We all know that reading helps us gain skills and knowledge, and maybe even become better people (though of course, you can’t believe everything you read in the self-help aisle).
Which is to say, reading helps us grow new synapses, and become brainier. So maybe I shouldn’t be surprised at the degree to which writing has taught me about the way the human brain works.
But sometimes I still am.
In my latest post for Jane Friedman, I shared three key strategies for fiction writers derived from neuroscience. This is the sort of craft post I’m always really happy to share–I think because the sheer amount of advice out there on creative writing can be so overwhelming, and it can be so freeing to learn which bits and pieces of that advice actually have some basis in fact, in terms of the reader’s brain.
But as far as writing goes, there’s another really important brain involved–yours, as the writer.
Creating and maintaining a regular writing practice often involves a whole lot of wrestling with the way your own brain works, and there are a lot of modern realities that just compound this difficulty.
I’ve seen this with my own work, and with my fellow book coaches as well, many of whom are writers.

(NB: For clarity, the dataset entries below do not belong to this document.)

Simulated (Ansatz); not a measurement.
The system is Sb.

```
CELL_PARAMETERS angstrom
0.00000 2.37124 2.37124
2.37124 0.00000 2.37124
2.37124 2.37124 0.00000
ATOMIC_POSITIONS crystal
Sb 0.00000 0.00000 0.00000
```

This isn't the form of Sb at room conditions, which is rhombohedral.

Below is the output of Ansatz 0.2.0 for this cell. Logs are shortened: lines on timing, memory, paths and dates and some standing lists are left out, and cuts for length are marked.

I just spent last week with a fabulous group of these folks in Santa Barbara, as part of Author Accelerator’s annual Goal-Setting Retreat, and over and over, I heard the same thing: As our businesses have grown, it has become easier to neglect our own creative work.
For my colleagues struggling with this, I shared what I’ve found has really helped me re-establish my creative practice this year: First thing in the week, and first thing in the morning.
That’s a strategy derived from Stick with It: A Scientifically Proven Process for Changing Your Life–For Good by Sean D. Young–specifically, principle “I” of Sean’s acronym SCIENCE, which stands for Important.
Basically, by making writing the first thing you do each week (something you focus on on Monday) and the first thing you do in the day (something you do before you start work) you send a clear message to your brain: Writing is important to me. It’s a priority.
Ideally, I do my creative work before I check email or social media, in keeping with the advice of many a productivity expert to do “one high-value thing” before checking in with these more mindless sorts of tasks.
Of course, not every writer works on the morning shift. Which is why I found myself sending off an email this morning to a client reminding her to switch her phone into airplane mode after work tonight, and to write for a half hour after dinner, no matter her word count. Because the word count is a lot less important than just turning to writing for a bit before she vegs out with social media or TV, or even with a book.
Let’s face it, writing is cognitively demanding work. That’s why it will always be easier to scroll Instagram than it will be to sit there trying to figure out what one character says to the other, or to figure out whether or not your protagonist should realize that her ex is lying to her.
That stuff is hard! But it’s also super rewarding.
And when the story you’ve so painstakingly crafted, by harnessing your brain, lodges itself forever in the brain of another?
Maybe it’s science.
Maybe it’s magic.
Maybe it’s a little of both.
Wherever you are with your writing practice, I’m wishing you all the best with it this week.